(Originally published on CFACT.org.)
A new small business near Virginia’s picturesque Shenandoah Valley is threatened with extinction at the hands of county officials who are determined to twist the law in order to snuff out a local agricultural enterprise.
Located on a 70-acre farm near the village of Paris, Virginia, about 50 miles west of Washington, D.C., the Piedmont Agriculture Academy LLC (PAA) has quickly become a fixture in the local community. PAA functions as both an animal-rescue farm and a place where people can buy the many products originating on the property. Some 168 animals have found shelter on the farm, including alpacas, llamas, emus, a miniature horse, and a vast assortment of chickens, goats, ducks, sheep, turkeys, and cows. Dozens of the well-maintained animals are sheered every year, and their fiber is hand-washed and sold as yarn, socks, scarves, gloves, and nest builders. This year, the farmers who founded PAA have planted nearly 2000 tomato plants and 1000 eggplants on the property and have set up an apiary for producing honey.
A tastefully renovated barn serves as the farm’s on-site store, where vegetables, eggs, fresh and dried herbs, honeybee products, soaps, and handspun fibers from the livestock – all produced on the property – are sold to eager customers.
But if the Fauquier County Department of Community Development (DCD) has its way, the farm may soon have to cease operating. In June, the Piedmont Agriculture Academy was served with a “Notice of Zoning Violation” from the DCD.
The facts are these: In June 2011, PAA applied for and received a business license for the operation of a “retail farm shop.” The issuance of the license required the review and approval of the Fauquier DCD. Furthermore, the property on which the farm is located is zoned Agricultural (RA), with a small area Residential-Village (V), and the current use of the property is similar that that of farms throughout the county.
Subsequent to PAA’s receiving its business license, Fauquier County’s Zoning Ordinance was amended to include a “Farm Sale” use category. The county now alleges that this new use is the one in which PAA is engaged and for which the farm lacks the proper permit.
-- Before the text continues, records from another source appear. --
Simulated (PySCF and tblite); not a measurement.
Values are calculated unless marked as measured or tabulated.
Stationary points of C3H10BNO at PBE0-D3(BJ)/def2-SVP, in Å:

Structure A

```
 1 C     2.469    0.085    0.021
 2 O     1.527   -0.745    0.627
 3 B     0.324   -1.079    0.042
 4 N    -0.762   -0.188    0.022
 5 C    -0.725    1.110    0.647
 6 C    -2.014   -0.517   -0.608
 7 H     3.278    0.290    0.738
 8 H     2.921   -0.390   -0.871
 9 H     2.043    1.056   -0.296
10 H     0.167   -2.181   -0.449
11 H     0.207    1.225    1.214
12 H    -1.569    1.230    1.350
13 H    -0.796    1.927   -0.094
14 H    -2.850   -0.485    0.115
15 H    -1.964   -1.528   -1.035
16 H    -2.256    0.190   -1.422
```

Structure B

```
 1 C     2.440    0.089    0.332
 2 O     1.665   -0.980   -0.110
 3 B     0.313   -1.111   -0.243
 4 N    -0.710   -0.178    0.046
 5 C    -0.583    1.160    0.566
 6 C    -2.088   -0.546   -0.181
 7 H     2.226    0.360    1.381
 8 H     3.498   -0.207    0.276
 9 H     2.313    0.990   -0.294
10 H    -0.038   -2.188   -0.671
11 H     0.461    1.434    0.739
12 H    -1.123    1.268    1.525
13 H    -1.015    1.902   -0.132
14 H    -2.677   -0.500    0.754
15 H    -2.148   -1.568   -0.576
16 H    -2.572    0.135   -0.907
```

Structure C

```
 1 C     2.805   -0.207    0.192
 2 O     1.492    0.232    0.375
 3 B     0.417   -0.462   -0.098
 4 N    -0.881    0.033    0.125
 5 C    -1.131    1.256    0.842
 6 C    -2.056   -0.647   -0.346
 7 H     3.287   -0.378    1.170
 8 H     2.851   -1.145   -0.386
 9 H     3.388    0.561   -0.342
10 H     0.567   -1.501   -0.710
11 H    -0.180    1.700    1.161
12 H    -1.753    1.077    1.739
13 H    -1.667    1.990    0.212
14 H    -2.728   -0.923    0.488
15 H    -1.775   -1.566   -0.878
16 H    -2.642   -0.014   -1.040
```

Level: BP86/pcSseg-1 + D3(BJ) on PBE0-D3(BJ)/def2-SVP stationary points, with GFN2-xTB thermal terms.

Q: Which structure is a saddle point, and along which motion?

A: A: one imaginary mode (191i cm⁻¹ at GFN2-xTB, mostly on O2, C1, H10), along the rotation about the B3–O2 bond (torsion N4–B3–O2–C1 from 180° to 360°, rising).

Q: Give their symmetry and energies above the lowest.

In a scathing letter to Zoning Administrator Kimberly Johnson, John W. Whitehead, president of the Rutherford Institute, a civil liberties organization based in Charlottesville, Va., excoriated the county for its treatment of PAA. Whitehead pointed out that, “This after-the-fact determination is in violation of Virginia law as well as your own Zoning Code, and it constitutes an improper interference with the owner’s fundamental liberty to own and enjoy real property.”
“The substantive protections inherent in the Fourteenth Amendment’s Due Process Clause are implicated when a municipality interferes with an entitlement that stems from an administrative determination,” Whitehead added. “These protections are certainly implicated in this case, as your ex post facto decision essentially revokes the previous permission given to the property owner to conduct the specific activities in question.”
Karen Moreau, president of the Albany, New York-based Foundation for Land and Liberty, was equally unsparing in her criticism of the county’s action. “I have visited the farm and reviewed the operations of PAA and do not see that your position is supported by the facts or the intent of the law,” she wrote Johnson. “Farming implies that a producer be able to sell his product, free of the dictates of local or even state laws as long as there is no threat to the public health or safety.”
“As former Counsel for Agriculture for the New York State Senate, I am well versed in agricultural law and the ‘right to farm’ protections most states, including NY and Virginia, have adopted to support agricultural practices, which include the right to sell the product one produces,” Moreau added.
The fate of PAA will be determined at a hearing scheduled for August 2nd before the DCD’s Division of Zoning, Permitting and Inspections in Warrenton, Va. At stake is not just the future of a law-abiding business in a small rural community. If Fauquier County officials can pull this kind of bait-and-switch on its citizens, what’s to keep other local governments from carrying out similar arbitrary and capricious actions elsewhere in the country?